Potash prices, at about $500 a tonne, are down sharply from close to $1,000 when BHP was getting involved in Saskatchewan potash several years ago.
BHP insists its view of potash looks decades into the future, and bets that the need for the industry to manage supply as it does today will dissipate as demand rises with the world’s growing population. After all, potash proponents say demand from developing nations could grow rapidly as more and more people enter the middle class and put a strain on farmers whose yields can be but a fraction of those in the United States, for example.
Bigger and better
BHP knows it has to be bigger and cheaper than its competitors to make it worth the billions it will need to spend to get Jansen into production. The mine is an exercise in innovation, starting with the Herrenknecht, which is being used for the first time to dig a potash mine, and is faster, cheaper and safer than conventional methods.
It will be several years before Jansen begins production, but it’s not clear exactly when. The mine will start production at four million to five million tonnes a year, eventually reaching as much as nine million tonnes.
Using 2-D and 3-D seismic imaging, followed by drilling, the company has mapped the entire ore body, allowing it to design the entire 70-year mine life up front. Using a method called retreat mining, BHP will first dig out to the edges of the ore body and then work backward systematically, avoiding the cost of maintaining mined-out areas.

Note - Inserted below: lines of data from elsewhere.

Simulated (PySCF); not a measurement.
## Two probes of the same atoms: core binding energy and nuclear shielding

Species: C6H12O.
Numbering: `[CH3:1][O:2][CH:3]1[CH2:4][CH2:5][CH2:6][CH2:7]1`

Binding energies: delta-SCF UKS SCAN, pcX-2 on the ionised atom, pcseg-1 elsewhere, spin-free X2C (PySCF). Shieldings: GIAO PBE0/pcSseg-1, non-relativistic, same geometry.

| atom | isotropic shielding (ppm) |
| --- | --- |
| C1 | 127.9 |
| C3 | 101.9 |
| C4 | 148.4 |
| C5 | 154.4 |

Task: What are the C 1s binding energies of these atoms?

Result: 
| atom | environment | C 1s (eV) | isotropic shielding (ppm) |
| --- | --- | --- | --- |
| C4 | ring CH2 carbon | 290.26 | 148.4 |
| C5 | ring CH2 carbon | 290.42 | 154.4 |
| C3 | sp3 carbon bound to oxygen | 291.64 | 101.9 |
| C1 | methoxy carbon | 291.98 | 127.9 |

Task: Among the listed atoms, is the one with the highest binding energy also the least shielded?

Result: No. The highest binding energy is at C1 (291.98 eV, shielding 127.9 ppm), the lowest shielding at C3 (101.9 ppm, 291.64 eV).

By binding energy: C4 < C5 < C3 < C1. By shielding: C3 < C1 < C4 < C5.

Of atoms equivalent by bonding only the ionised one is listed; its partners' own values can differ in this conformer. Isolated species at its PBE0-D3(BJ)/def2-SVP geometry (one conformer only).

Even as it digs out from the production shaft, BHP will be stockpiling potash ore via conveyor belts that unfold behind custom-designed horizontal borers assembled underground. The continuous miners will be built to the full height of the 4.5-metre-tall ore body, allowing them to excavate tunnels with fewer passes than regular machines.
Once at surface, potash will be loaded onto trains via doors on top of rail cars. Upon reaching port in Vancouver, Washington state, it will be unloaded onto ships through trap doors underneath cars.
BHP figures it will be able to load and offload its trains in 12 hours, compared to an industry average of three days.
“We’re not in a position to give the numbers yet, but you have to understand that it has to be enough to where you have some sort of competitive advantage,” says Mr. Cutt, who spent 25 years with Exxon Mobil before coming to BHP.
“On a unit basis, we just have to produce and transport at a number that is substantially lower than current producers,” he says. “It’s all about the efficiency. We believe in doing as much automation as possible,” Mr. Cutt says.
The company will have to bring all its expertise to bear as a 150-year old producer of bulk commodities if it is to challenge the status quo developed over decades.
A warning of oversupply
Jansen will take direct aim at a market currently controlled by Potash Corp., Mosaic Co. and Agrium Inc., the triumvirate of the Canpotex marketing organization, which sells Canadian potash exports outside of North America, as well as Russia’s BPC.
Canpotex exported some 10 million tonnes of potash to markets in Australia, Brazil, China, India, Indonesia, Japan, Malaysia and South Korea last year. The nutrient is especially important to vulnerable economies because it acts like an insurance policy for farmers, strengthening plant stalks and roots as well as improving yield, flavour, texture and even the colour of a plant.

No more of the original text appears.